Medium Festival of Photography: Ali Motamedi
Ali Motamedi is a writer, photographer and educator whose work focuses on city life, travel, immigration, and identity. He has a PhD in civil engineering and has studied at the School of Visual Arts and the International Center of Photography in New York City. His engineering education, writing background and photographic vision act as three catalysts that transform his ideas into creative forms. His essays and short stories have been published in Farsi and English literary magazines, and his photography has been displayed in several group exhibitions in both Tehran and the US. Additionally, he has conducted creative workshops and led hundreds of students in undergraduate and graduate engineering courses across the US.
Follow Ali Motamedi on Instagram: @alimotamedi
This photo series shows America through the lens of an immigrant. I began to see and get to know this land as soon as I arrived here more than a decade ago. Therefore, this project has a beginning, but no end. As I commuted daily in New York City and traveled frequently for work and leisure to other states, and made adventurous trips to far-flung locations like Hawaii and Alaska, I started gathering the moments that have been critical to take notice of. The significance of these moments comes from the cultural difference and social distance I felt when I encountered them. A new definition of beauty, a complex interaction on the street or a publicly accepted tradition made me wonder and made me eager to record it.
Daniel George: So, you arrived in the United States many years ago. At what point did you begin to think about your relationship with the country through the lens of your upbringing in Iran? And what prompted you to begin visualizing this perception?
Ali Motamedi: When I was preparing for a long drive through the southwest in 2014, I bought my first camera for a few hundred dollars for fun. That’s when I discovered photography.
I have always been an observer, and attentive to the details, in my personal and social life. I started seeing this land from the very first night I arrived at the Chicago Airport in 2009. What the hell do I do here? What is this? What is that? Who am I here as a new person?

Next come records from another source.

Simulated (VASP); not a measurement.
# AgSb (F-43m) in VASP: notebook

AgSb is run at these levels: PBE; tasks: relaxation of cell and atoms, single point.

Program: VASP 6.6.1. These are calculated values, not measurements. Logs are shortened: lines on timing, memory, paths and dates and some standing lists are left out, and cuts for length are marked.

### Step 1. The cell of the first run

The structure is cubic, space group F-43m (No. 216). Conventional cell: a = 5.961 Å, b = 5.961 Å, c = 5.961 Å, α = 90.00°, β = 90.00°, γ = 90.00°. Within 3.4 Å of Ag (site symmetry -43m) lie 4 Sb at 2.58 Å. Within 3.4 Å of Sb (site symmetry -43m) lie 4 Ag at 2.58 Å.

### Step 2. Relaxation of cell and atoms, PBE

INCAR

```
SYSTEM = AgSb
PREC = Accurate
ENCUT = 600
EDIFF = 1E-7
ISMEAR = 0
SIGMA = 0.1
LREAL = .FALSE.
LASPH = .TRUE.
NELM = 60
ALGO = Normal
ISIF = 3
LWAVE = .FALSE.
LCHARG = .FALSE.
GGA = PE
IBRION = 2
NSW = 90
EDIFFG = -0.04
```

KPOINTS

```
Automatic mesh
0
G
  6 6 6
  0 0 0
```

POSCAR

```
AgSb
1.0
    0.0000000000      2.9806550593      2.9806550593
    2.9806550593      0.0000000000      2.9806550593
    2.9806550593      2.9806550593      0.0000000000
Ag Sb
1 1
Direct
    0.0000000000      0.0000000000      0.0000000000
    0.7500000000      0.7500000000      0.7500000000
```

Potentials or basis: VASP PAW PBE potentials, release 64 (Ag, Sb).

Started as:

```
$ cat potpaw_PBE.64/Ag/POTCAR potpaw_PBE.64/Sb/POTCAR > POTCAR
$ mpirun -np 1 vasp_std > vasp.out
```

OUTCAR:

DG: You write that these photos (many of which were made in New York City) depict moments that you observed while commuting for work or traveling for leisure. Tell us more about your process of discovery as you identify these cultural differences.
AM: I believe in wandering. We are capable of making a truly objective observation when we are idle! When we walk, drive, or travel without a specific purpose. We can only see things as they are when we let go of who we are supposed to be. And I’ve been doing it for years.
I’ve lived in the US for thirteen years, and I’ve lived in New York City most of that time. Yes, it is a matter of time. Although this country is much larger and more diverse than a city, New York culture has played a key role in shaping my understanding of this country as an immigrant.
DG: Having lived outside of the country for a period of time, as well as in numerous regions throughout, I myself can identify with the practice of using a camera as a mechanism for understanding. It affords a long look at those components of the everyday, and it aids in our effort to interpret what we encounter. I am interested in hearing more from your perspective on the topic. What more do your photographs reveal to you?
AM: A camera is a machine, and photography is a mechanical process. We press the shutter and freeze the moment. But what does that mean? It means nothing. When we look at the world, it seems absurd until we reflect on it. The only act that could make photography a sensational and fruitful endeavor is thinking.
By using technology, we can take more pictures with higher quality to record the moments. Good! However, if we are being honest, we can only preserve what is truely reaveling to us. Every time I review my archive, I vividly see all the dark, distant, desirable, and daring parts of me. Such a terrific and terrifying moment.
DG: Could you talk more about how you feel your education in engineering and background in writing inform your photographic work?
AM: I’m not sure. And the fact that I’m not sure keeps the whole process unconscious and organic. The three disciplines of engineering, writing, and photography collaborate to create something meaningful. In addition to studying engineering for twelve years to a PhD level, I have been a serious writer for ten years and discovered photography out of the blue! And now, it’s interesting how they’re playing in the background of my mind. The only thing I know for sure is that photography is my new language as a non-English speaker in this country.
DG: The theme of this project, “America through the lens of an immigrant,” inevitably brings to mind the work of Robert Frank. And certainly there have been many other notable examples throughout the years who have addressed this topic. How would you say that your photographs further contribute to this conversation?
AM: What is America? I have been asking myself this question for so long. During the first years of my immigration, I felt so homesick. After all these years, I feel America is something beyond land and borders. It is a concept. I see much more than McDonalds, Coca Cola, Marylin Monroe, and Donald Trump in America’s history. I see a history of freedom, a history of slavery, equality for gays and women, and these all make America special.
There have been so many other photographers trying to document this country; Paul Strand, Walker Evans, Dorothea Lange, Gordon Parks, Joel Sternfeld, Robert Adams, Alec Soth and others. Robert Frank had a foreigner’s eye and it made him special. However, being a foreigner is risky and one might get into the trap of seeing things surreal. One the other hand, an American photographer might get trapped into seeing things in a biased way. Having lived in the states for over a decade, I am neither an American nor a foreigner. And this is a unique opportunity.